Re: Cipher books mixed with art, thoughts.
I can think of only 2 things vaguely like that, that I'm aware of, and that other people are generally aware of. Tolkien's runic script, and Klingon. Both are aspects of a fantasy world building exercise. In Tolkien's case he was a linguist. Apparently all of Middle Earth exists to support and explain the imaginary language he was creating! No reason for anyone to speak in any particular way if the world doesn't have a history, with people moving around and diffusing their concepts. So would be the linguist's take on things I imagine.
The important thing to note here, is whether you're enjoying reveling in obscurity and mystery, or whether you seek to explain something by making a language. I think the reason I actually know about Elvish scripts and Klingon, is because the authors were trying to communicate with me about the worlds they were describing. Klingon isn't a mystery, it's a reality. It's a contract with the audience, that the author seeks to explain something.

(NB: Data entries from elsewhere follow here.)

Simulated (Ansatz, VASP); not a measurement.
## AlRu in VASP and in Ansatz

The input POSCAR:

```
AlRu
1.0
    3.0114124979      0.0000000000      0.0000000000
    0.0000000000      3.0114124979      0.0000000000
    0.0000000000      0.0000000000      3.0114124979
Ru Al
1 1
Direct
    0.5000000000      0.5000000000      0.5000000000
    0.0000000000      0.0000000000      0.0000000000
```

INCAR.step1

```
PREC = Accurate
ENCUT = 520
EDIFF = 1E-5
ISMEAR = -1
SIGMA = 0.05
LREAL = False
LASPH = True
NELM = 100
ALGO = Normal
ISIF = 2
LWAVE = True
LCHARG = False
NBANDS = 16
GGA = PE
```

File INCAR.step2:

I don't think most people know about ciphers and deliberate obfuscations, because there's nothing for the audience to hang their hat on. The packaged goods are "mystery". When mysteries aren't explained, they are all the same. How would anyone ever know one work from another? Random scrawlings that can't be translated, don't mean anything.
In human history, the written scrawlings have often been accompanied by images, or are images themselves, i.e. Egyptian hieroglyphics. In the case of pictoral human languages, they were attempting to explain things, we just didn't know what they meant. We could make some guesses based on the pictures. The subject matter could be abstruse if it was religious, as who knows what kinds of cockamany beliefs people had. But many scenes were practical, such as kings killing adversaries, raising crops, being entombed. From these we have a basis for figuring things out.
Ultimately though, the game of historical decryption is to find a Rosetta Stone.